Drupal

Search Engine and Drupal: Added Value and Configuration of Apache SolR

Published on 22 February 2023
Illustration of the challenge of searching through a large amount of information
A deep dive into research on a Drupal site using Search API Solr. The first step of this journey is to assess the added value brought by SolR and revisit the main configurations to be made. These are the result of our internal procedures, summarized by Elie the almighty.

Default Search in Drupal

Drupal offers a default search engine that may be acceptable for basic searches but has many limitations as soon as we wish to provide users with certain advanced search features. Among these, we note difficulties in:

  • Indexing content from .doc, .pdf, or .pp files;
  • Configuring search results outside of the native model;
  • Supporting a high load of indexed objects (large amounts of content).
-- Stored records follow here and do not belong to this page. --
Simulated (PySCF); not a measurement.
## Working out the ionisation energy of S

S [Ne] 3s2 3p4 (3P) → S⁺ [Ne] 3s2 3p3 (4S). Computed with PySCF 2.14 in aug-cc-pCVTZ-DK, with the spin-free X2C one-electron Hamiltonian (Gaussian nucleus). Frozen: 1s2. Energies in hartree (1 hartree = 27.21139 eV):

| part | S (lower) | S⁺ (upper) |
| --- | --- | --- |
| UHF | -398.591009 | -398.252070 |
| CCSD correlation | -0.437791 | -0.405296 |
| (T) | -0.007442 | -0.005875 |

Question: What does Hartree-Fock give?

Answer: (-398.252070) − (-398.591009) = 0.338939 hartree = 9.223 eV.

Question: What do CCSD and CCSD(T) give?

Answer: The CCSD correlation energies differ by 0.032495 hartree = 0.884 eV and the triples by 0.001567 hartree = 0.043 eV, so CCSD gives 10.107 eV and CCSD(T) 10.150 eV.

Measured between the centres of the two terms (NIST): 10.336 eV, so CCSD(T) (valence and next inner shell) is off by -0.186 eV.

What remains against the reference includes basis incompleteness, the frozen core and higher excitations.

Community members have also listed pitfalls to avoid when working with Drupal native search:
https://www.drupal.org/docs/8/modules/search-api/getting-started/common-pitfalls

It is important for us to find an alternative solution. Where our CMS does not perform, it is adaptable and can be linked to other solutions. For internal search, SolR is increasingly emerging as a low-cost, highly reliable solution. It offers:

  • Better search control;
  • Caching, replication, distributed search;
  • Faster indexing/search — indexes can be merged or optimized;
  • An excellent administration interface accessible via HTTP.

Introduction to SOLR

SolR is a robust open source search API platform. Initially developed for and by CNET Networks, this project based on Java was later donated to the Apache Software Foundation.

Drupal Apache SolR is the best solution for fast, reliable, and impressive search applications. SolR is very reliable, scalable, and fault-tolerant. It offers distributed indexing, replication and load-balanced querying, automatic failover and recovery, and centralized configuration. SolR powers the search and navigation functions of many of the world’s largest websites. Big names such as Netflix, Instagram, and Twitter, as well as various e-commerce sites and CMS, use Apache SOLR for their search features.

SolR is powered by Lucene, a powerful open source full-text search library, hence its acronym "Searching On Lucene with Replication". The relationship between SolR and Lucene is similar to that of a car to its engine.

Added Value of SOLR with Drupal

Drupal SolR enables full-text search, providing accurate results thanks to its near real-time indexing and search capabilities. Indexing with Drupal Apache SolR is not only faster, but can also be merged and optimized.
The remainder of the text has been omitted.